On Wed, Oct 22, 2025 at 11:37:37AM -0700, Marc Herbert wrote:
> On 2025-10-21 14:26, Alison Schofield wrote:
> > The pmem_ns unit test frequently fails when run as part of the full
> > suite, yet passes when executed alone.
> >
> > [...]
> > > Replace the NULL context parameter when calling ndctl_test_init()

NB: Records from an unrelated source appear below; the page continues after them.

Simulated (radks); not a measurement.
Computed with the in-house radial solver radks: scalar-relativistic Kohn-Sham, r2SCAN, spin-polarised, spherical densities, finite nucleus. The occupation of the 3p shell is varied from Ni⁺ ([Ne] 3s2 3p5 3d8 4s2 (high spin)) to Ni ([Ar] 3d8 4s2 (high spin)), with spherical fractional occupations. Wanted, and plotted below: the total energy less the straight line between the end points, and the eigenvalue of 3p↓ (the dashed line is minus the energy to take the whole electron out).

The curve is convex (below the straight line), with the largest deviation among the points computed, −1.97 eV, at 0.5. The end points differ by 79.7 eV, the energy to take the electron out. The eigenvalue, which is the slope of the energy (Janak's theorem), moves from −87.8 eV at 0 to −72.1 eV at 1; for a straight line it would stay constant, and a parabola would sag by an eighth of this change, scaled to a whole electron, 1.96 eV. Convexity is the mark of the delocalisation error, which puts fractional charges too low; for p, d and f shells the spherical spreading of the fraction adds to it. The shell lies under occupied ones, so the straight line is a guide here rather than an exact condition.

> > with the available ndctl_ctx to ensure pmem_ns can find usable PMEM
> > regions.
> >
> > Reported-by: Marc Herbert <[email protected]>
> > Closes: https://github.com/pmem/ndctl/issues/290
> > Signed-off-by: Alison Schofield <[email protected]>
> > ---
> > test/pmem_namespaces.c | 2 +-
> > 1 file changed, 1 insertion(+), 1 deletion(-)
> >
> > diff --git a/test/pmem_namespaces.c b/test/pmem_namespaces.c
> > index 4bafff5164c8..7b8de9dcb61d 100644
> > --- a/test/pmem_namespaces.c
> > +++ b/test/pmem_namespaces.c
> > @@ -191,7 +191,7 @@ int test_pmem_namespaces(int log_level, struct
> > ndctl_test *test,
> >
> > if (!bus) {
> > fprintf(stderr, "ACPI.NFIT unavailable falling back to
> > nfit_test\n");
> > - rc = ndctl_test_init(&kmod_ctx, &mod, NULL, log_level, test);
> > + rc = ndctl_test_init(&kmod_ctx, &mod, ctx, log_level, test);
> > ndctl_invalidate(ctx);
> > bus = ndctl_bus_get_by_provider(ctx, "nfit_test.0");
> > if (rc < 0 || !bus) {
>
> Thanks Alison! This does fix the crash, so you can also add my Tested-By:!
>
> But to test, I had to combine this fix with this temporary hack from
> https://github.com/pmem/ndctl/issues/290
Ah, yes I did similar to debug and test.
>
> --- a/test/pmem_namespaces.c
> +++ b/test/pmem_namespaces.c
> @@ -189,7 +189,7 @@ int test_pmem_namespaces(int log_level, struct ndctl_test
> *test,
> bus = NULL;
> }
>
> - if (!bus) {
> + if (!bus || true) {
> fprintf(stderr, "ACPI.NFIT unavailable falling back to
> nfit_test\n");
> rc = ndctl_test_init(&kmod_ctx, &mod, NULL, log_level, test);
> ndctl_invalidate(ctx);
>
>
>
> ... which explains why I disagree with... the commit message! I don't think
> this necessary fix "closes" https://github.com/pmem/ndctl/issues/290 entirely.
Marc,
Thanks for the review!
Ah, you disagree with the Closes tag? I added the close tag expecting
the test case will now pass. pmem-ns will successfully fallback to
nfit_test region if ACPI.NFIT is not present or does not have the pmem
capable region.
wrt the reason why ACPI.NFIT fails to find a suitable region, I haven't
given up on it. In my setup, it fails because the region type is
ND_DEVICE_NAMESPACE_IO (4) rather than ND_DEVICE_NAMESPACE_PMEM (5)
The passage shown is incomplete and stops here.